(Blogger’s note: Regular readers should consider this the third and final installment in my brief series on using forms of “to be,”
the other two being which also includes “‘To Be’ or Not ‘to Be’?” and “To Be Clear.”)
There’s a conversation I have with my first-year composition classes almost every semester, usually triggered by a student’s question about one of the many things they were warned in high school never to do in an essay: Use first-person pronouns, use second-person pronouns, begin a sentence with “and,” “but,” or “because,” end a sentence with a preposition, and so on.
Can they do that in my class?, they want to know.
My answer is that there’s literally nothing they can’t do in a piece of writing, if they have a good enough reason—although if they’re going to use the F-word, for example, or an ethnic slur, they had better have a darn good reason. The corollary, I tell them—the responsibility that goes along with the freedom—is that they should think through and have a good reason for everything they do in a piece of writing.
I believe that’s sound advice, not just for first-year comp students but for writers in general.
However, having said all that, if I were Supreme Arbiter of the English Language and had the opportunity to eliminate one word—not merely ban it, but eradicate it entirely—that word would be “being.” Not all forms of to be, mind you. Just that one.
The main reason for my irrational and perhaps unhealthy antipathy toward this one word is that it’s the primary culprit in what I’ve come to regard as the most egregiously obnoxious construction ever to defile an otherwise-acceptable sentence: “being that.”
“Being that I was an only child ….” “Being that the chapter wasn’t supposed to be on the test ….” “Being that my teammates looked up to me ….” “Being that Poe was one of the greatest poets of the 19th century ….” What all those sentences have in common is that the first two words make me not want to read the rest. In fact, they make me want to wad the essays up, douse them in lighter fluid, and set them ablaze while performing a ritual dance.

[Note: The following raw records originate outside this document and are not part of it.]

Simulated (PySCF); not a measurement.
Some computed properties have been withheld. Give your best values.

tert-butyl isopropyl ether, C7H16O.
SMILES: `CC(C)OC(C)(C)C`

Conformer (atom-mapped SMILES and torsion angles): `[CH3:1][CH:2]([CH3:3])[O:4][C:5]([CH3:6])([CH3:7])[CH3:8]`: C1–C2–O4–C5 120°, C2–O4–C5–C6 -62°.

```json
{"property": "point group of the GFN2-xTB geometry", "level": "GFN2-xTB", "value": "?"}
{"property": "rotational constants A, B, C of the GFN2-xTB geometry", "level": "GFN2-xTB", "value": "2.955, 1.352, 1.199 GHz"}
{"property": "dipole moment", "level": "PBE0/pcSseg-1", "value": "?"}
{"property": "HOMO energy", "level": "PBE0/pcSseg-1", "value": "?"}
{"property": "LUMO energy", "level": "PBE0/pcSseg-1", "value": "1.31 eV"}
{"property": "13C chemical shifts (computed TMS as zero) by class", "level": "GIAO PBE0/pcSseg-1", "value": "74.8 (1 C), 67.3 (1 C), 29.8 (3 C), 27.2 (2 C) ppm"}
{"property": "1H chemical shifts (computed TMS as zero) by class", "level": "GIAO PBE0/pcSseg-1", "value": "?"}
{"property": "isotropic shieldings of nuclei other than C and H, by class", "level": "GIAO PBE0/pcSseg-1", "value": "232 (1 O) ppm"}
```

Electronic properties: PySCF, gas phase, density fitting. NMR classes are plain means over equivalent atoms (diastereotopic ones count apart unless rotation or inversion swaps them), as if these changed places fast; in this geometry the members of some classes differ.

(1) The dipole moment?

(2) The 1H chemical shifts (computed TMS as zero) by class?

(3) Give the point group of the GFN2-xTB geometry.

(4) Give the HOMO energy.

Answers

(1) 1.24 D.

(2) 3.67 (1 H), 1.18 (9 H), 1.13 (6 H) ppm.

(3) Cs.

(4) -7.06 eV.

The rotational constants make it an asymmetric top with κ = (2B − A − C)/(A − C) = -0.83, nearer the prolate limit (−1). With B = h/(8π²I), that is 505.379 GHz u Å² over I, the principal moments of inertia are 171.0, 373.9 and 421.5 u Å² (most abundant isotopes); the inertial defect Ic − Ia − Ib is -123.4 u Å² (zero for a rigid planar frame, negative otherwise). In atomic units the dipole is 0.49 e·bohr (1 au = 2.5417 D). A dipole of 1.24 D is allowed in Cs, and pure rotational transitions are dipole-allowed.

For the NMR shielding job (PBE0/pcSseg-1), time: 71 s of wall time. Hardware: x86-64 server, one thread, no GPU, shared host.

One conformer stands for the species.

OK, that’s going a bit too far. But as you may have deduced by now, I do not like that construction.
What’s so bad about it? Let’s start with the fact that it blatantly flouts Orwell’s rule for conciseness, using two words where one will most certainly do. Clearly, when the writer says “being that,” what he or she really means is “since” or “because.” Think how much better the sentences above would read if the writer had simply said what he or she meant: “Since I was an only child ….” “Because my teammates looked up to me ….”
“Being that,” by comparison, just sounds awful. It’s an inversion, and a perversion, of a more common but only slightly better construction, “that being.” I’m not a big fan of “that being,” either, not least because in student essays it almost always signals a sentence fragment, with the verbal “being” substituted for an actual verb: “That being my favorite restaurant” instead of “That was my favorite restaurant.”
In addition, “that being,” even if used correctly in an introductory phrase, often requires two additional words (“the case”) in order to make any sense, thereby once again violating Orwell’s dictate.
I’m sure there are times when “being” is a perfectly good and perhaps even indispensable word choice. I just can’t think of any right now. And that being the case, I’m going to conclude this blog post, being that I’m finished and all.